The commissioner of official languages says the Alward government is still not doing enough to preserve the vitality of the French language in the province.
After a decade on the job, Michel Carrier tabled his final annual report on Monday and he said more needs to be done for francophones.
Carrier said recent census data shows a slight, but steady decline, in the use of French in New Brunswick over the past 10 years.
"My conclusion is clear. We must continue to aim higher and go much further in order to achieve linguistic equality," Carrier said.
'I don't think that most New Brunswickers see this as foolishness. They see it as something important, something that is part of our values and the government should act accordingly.' — Michel Carrier, Commissioner of Official Languages
The 2011 census shed showed English is the mother tongue of 65.4 per cent of New Brunswickers compared to 32 per cent who say their mother tongue is French. In 2006, 64.3 per cent of New Brunswickers said their mother tongue was English compared to 32.3, who said their mother tongue was French.
Carrier said he believes citizens are proud of New Brunswick’s position as the country’s only officially bilingual province. He also said more needs to be done to protect the French language.

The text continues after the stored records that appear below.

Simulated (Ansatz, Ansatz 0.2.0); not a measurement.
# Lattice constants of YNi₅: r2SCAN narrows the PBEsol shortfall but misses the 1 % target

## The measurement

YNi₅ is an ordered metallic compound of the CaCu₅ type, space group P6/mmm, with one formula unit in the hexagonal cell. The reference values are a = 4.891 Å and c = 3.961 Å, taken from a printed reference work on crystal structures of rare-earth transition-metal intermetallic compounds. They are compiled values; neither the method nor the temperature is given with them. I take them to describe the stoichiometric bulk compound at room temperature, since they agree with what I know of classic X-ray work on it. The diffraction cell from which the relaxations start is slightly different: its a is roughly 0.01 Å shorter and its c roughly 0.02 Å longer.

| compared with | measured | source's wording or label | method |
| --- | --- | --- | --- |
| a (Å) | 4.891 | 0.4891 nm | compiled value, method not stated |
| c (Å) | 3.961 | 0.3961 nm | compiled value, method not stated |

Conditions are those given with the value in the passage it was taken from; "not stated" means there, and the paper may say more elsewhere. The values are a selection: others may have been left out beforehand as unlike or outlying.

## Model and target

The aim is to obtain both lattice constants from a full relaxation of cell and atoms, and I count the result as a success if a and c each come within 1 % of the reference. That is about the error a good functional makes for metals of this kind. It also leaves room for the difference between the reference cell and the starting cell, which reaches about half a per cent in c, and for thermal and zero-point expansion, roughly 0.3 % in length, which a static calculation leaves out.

"I don't think that most New Brunswickers see this as foolishness. They see it as something important, something that is part of our values and the government should act accordingly," he said.
"I have been told, on a few occasions by high officials in the government that sometimes government lags behind the willingness of the population to continue to move further."
Carrier also recommended the right of civil servants to work in the official language of their choice be included in the Official Languages Act.
However, the legislature’s select committee of MLAs looking at making revisions to the act did not include his recommendation in its recent report.
Carrier said the provincial government must simply do more to promote bilingualism in the senior public service.
"It's a situation that must be corrected. Furthermore, we must ask ourselves if it is still acceptable that in Canada's only officially bilingual province that senior positions continue to be filled by individuals who are not bilingual," he said.
Jim Cougle, a spokesperson for a group called Save N.B. Now, which says its members are concerned about the provincial economy, said positions defined as bilingual almost always go to francophones.
"It should be done by proportional representation. Positions in all groups in the government should reflect the 33-66 distribution in the province," he said.
"There's no question that francophones should have a third of all positions at every level of government. Not a problem."
Cougle said the province may not even need a commissioner of official languages.
"And certainly if you were going to keep the office it should alternate between anglophone and francophone," he said.
He also said too much money is being spent on the commission.
The Office of the Commissioner of Official Languages budget is $506,000 compared to $470 for the Office of the Consumer Advocate for Insurance. However, the Office of the Access to Information and Privacy Commissioner has a $597,000 budget.
The Office of the Ombudsman and Child and Youth Advocate has a $1.6-million budget and Elections New Brunswick has a $2.7-million budget.
Carrier is preparing to leave office after 10 years. His position has already been extended once.
The legislative assembly has not appointed a replacement.